Sunday, June 18, 2006

Pramatic Turn

I would love it if a Liberal candidate made a speech resembling the following.

Peace keeping means what it says. It involves keeping the peace between two identifiable warring factions who want peace and have invited third party in to keep it. It really only has a hope of succeeding when those groups are separated from one another by geography. As guerilla war supplants state on state violence as the dominant form of conflict, peacekeeping missions have become less and less useful. In this sense Ignatieff is right and Rae, Volpe and Layton are dead wrong. Peace keeping has had it day; it represents a proud chapter in Canada history, but that chapter has been written; let us move on. The question is to what.

Ignatieff is the only candidate is to propose a replacement and for that he deserves credit. Ignatieff, however, proposes that we adopt a Neo Conservative doctrine that works in theory, but is a miserable failure in practice. So here we Liberals are, trapped between ideology and nostalgia.

It is time we Liberals take a pragmatic turn. This should be a simple enough, but alas I fear no. For most Canadian politicians foreign policy is a subject they would prefer to forget much less discuss and is only made tolerable for us Liberals by a number refined and ready made platitudes. Do not be fooled by Ignatieff’s muscular Victorian venire either, a puritanical adherence to altruism still has domain over all parties and one asks “how does this benefit Canada?”, “what are the risks?” or “how likely is such a mission to succeed?” at ones own peril. Good intentions and moral obligation are still seen as magical guarantees of a mission’s success. Ignatieff’s position is just more in keeping with Conservative axiom that when it comes to foreign policy all one need do is to puff out one’s chest and hope for the best and a different set of platitudes. In keeping with such a testosterone driven attitude, Ignatieff followed Stephen Harper’s lead and claimed that anyone who opposed the extension of the Afghan mission does not “support the troops”. Where Ignatieff differs from Harper is that he does not believe that our obligation to protect does not in theory depend upon American’s willingness to intervene even if it does in practice.

As Liberals, we must not be tempted either of these two sets of platitudes. We must be more worldly in outlook. We must start asking questions that we have either repressed, or were afraid to ask. Only once we start asking the more mundane questions about how this or that policy benefits Canada, what are the chances of it succeeding, will we create a more realistic picture for the Canadian public. As representatives of the people, we owe the public that much; we owe them the truth.
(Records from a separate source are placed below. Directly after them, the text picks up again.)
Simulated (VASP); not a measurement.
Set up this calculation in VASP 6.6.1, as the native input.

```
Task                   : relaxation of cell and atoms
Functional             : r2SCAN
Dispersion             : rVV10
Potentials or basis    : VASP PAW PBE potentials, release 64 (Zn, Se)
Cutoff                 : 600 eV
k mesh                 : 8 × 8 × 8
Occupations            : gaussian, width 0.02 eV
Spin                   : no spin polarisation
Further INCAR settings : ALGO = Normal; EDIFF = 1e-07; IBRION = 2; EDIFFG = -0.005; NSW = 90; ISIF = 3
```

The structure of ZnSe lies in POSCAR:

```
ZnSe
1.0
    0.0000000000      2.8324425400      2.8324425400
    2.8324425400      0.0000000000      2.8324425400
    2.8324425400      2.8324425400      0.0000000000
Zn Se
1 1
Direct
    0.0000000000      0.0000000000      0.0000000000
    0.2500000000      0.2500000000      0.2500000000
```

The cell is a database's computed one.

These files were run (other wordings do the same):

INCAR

For starters this means removing the fig leaf of Conservative procedural misconduct and having the very debate about Afghanistan we, rightly claim the Canadian people missed out on. In doing so, pace Ignatieff, scared cows are not the only wild animal to be avoided. We must also be wary of elephants and guerillas. Let us not pretend, for example, that our Afghanistan policy will not have domestic consequences. We have recently seen that it does. We can not pretend, as Stephen Harper does, that sending troops to Afghanistan will not protect us from terrorists who have never set foot in that country, but who wish us ill will because we have sent troops there. We must accept that in a democratic society, politicians have a duty to base their arguments on the truth and that they do not have the option of designing arguments to obscure it even if believe our hearts in the right place.